Monday, February 8, 2010

More Fried Chicken

I recently finished reading Ruth Reichl's Tender at the Bone: Growing Up at the Table. In one chapter, she talks about camping out in an Ann Arbor "integrated" bar in the 60s for a sociology paper. Given my recent study of frying chicken, I knew I had to make "Claritha's fried chicken" for the Superbowl.





(taken from Tender at the Bone, but haphazardly re-imagined while imbibing and shooing small children away from hot oil)

Claritha's Fried Chicken

The day before

  • Rinse 2-3 packages of chicken wings (know where your chicken is coming from) in cold water. Toss with copious amounts of kosher salt in a bowl (2-3 handfuls). Let sit 2 hours. Rinse in cold water a few times.
  • Slice two onions very thinly. Dump wings into one or two large ziploc bags. Cover with buttermilk. Sprinkle in slice onions. Toss/massage ziplocs to combine ingredients. Refridgerate overnight.

An hour before guests arrive

  • Combine 1 cup flour + good hanful of salt + dash of cayenne + several grounds of black pepper in a new ziploc bag.
  • Drain chicken from buttermilk/onion mixture. Add a few pieces at a time to seasoned flour bag and toss thoroughly to coat. Important step: Place floured chicken pieces on wax or parchment paper to dry. Let sit 30 minutes to dry out.

15 minutes before guests arrive

  • While chicken is drying out, melt 1 cup vegetable shortening (that's Crisco to us Southerners) and 1/2 stick of butter over medium-low heat in heavy pan (cast iron is best). [Here's where it might pay to either do some frying research to see what temp is recommended - or just prepare to adjust as you go based on how fast the chicken is cooking.]
  • Test one wing in the oil to see if it's the right temp. When you're convinced the oil is at the perfect temperature, tenderly place just enough wings in the hot oil so you're efficient but not overcrowding the pan.
  • Turn and cook until the desired browness and internal temperature. Remove from oil and either drain on paper towel-lined plate or a cooling rack over a baking sheet. Sprinkle with a little salt.

As far as serving - I like to save half the chicken for a purist's enjoyment of good ole fried chicken. Since it was Superbowl, I tossed half the fried chicken in the traditional Frank's Red Hot Original. Both versions are taken to another level when drizzled with clover honey.

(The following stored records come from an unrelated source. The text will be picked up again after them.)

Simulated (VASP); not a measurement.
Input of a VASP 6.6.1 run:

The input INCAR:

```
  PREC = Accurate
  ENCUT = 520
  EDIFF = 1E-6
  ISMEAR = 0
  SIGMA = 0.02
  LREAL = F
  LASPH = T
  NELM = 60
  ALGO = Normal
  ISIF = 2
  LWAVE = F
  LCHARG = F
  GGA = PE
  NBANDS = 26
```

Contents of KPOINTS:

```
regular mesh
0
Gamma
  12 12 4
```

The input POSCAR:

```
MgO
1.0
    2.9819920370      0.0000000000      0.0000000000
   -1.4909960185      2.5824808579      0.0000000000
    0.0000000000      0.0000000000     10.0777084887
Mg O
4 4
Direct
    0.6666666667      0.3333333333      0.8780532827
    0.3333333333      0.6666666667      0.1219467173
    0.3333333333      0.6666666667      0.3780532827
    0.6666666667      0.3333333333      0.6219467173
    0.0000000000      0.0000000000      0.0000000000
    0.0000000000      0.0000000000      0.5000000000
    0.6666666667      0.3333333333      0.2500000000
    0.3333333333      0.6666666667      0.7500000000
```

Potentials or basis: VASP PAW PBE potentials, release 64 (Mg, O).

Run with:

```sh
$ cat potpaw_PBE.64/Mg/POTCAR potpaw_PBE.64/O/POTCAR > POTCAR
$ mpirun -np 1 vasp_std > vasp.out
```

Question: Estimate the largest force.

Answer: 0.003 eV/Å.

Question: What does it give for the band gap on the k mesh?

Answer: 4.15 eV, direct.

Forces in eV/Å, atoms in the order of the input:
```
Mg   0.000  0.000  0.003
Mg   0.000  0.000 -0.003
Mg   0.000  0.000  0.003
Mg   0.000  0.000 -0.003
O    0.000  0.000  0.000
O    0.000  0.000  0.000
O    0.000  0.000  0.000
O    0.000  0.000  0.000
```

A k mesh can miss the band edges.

Saturday, February 6, 2010

Fried Chicken Throwdown: ad hoc at home v momofuku

Recently my foodie friend Adam (follow him @adampasick) and I decided to pit our newest cookbooks against each other: Thomas Keller's ad hoc at home versus David Chang's Momofuku. I'm all for the recent fried chicken craze and couldn't wait to see if Keller's Buttermilk Fried Chicken (p. 16) could beat Chang's Fried Chicken (p. 88) with Octo Vinaigrette (pg. 107).




Keller comes off as exacting, precise and intense - even in a cookbook about family-style cooking. (Case in point: My cousin, who did an internship at the French Laundry, pointed out the picture of the spices on page 17, noting that there was a certain point when a new dictum was issued: tape labels for spices need to be cut straight with scissors, not ripped with jagged edges. Geez!) Chang is just as intense, if not more complicated - not sure when I'll be taking a blow torch to a pig head to remove the stubborn hair tufts - yet laid back about swapping ingredients "that are a total pain in the ass to find". Love that he has a dirty mouth. The one question he always asks about a dish: "Is it fucking delicious?" Amen.



Who doesn't love friend chicken? But these two recipes couldn't be more different. And these are not school night recipes - both require weekend warrior effort.



The Momofuku chicken is brined, steamed, fried and then doused in octo vinaigrette (which is crack addictive). The ad hoc chicken is brined too - for 12 hours in a lemon-herb brine and then double dipped in buttermilk and paprika-seasoned flour.




Since the chicken is brined with salt and sugar, it doesn't need much time in the fryer but it browns up nice and quick. A quick soak in octo vinaigrette (garlic, ginger, chile, rice wine vinegar, soy sauce, grapeseed oil, sesame oil + sugar) and you're done. Eating resulted in food buzz moans.


The herb-lemon brine did make the meat intensely juicy and flavorful (next time I'll measure more carefully since I halved the recipe and only used bone-in chicken breasts). The double-dip method of seasoned flour, then buttermilk, then another dip in seasoned flour did make a tender, light, flaky crust. The deep fried rosemary = you just took it to 11.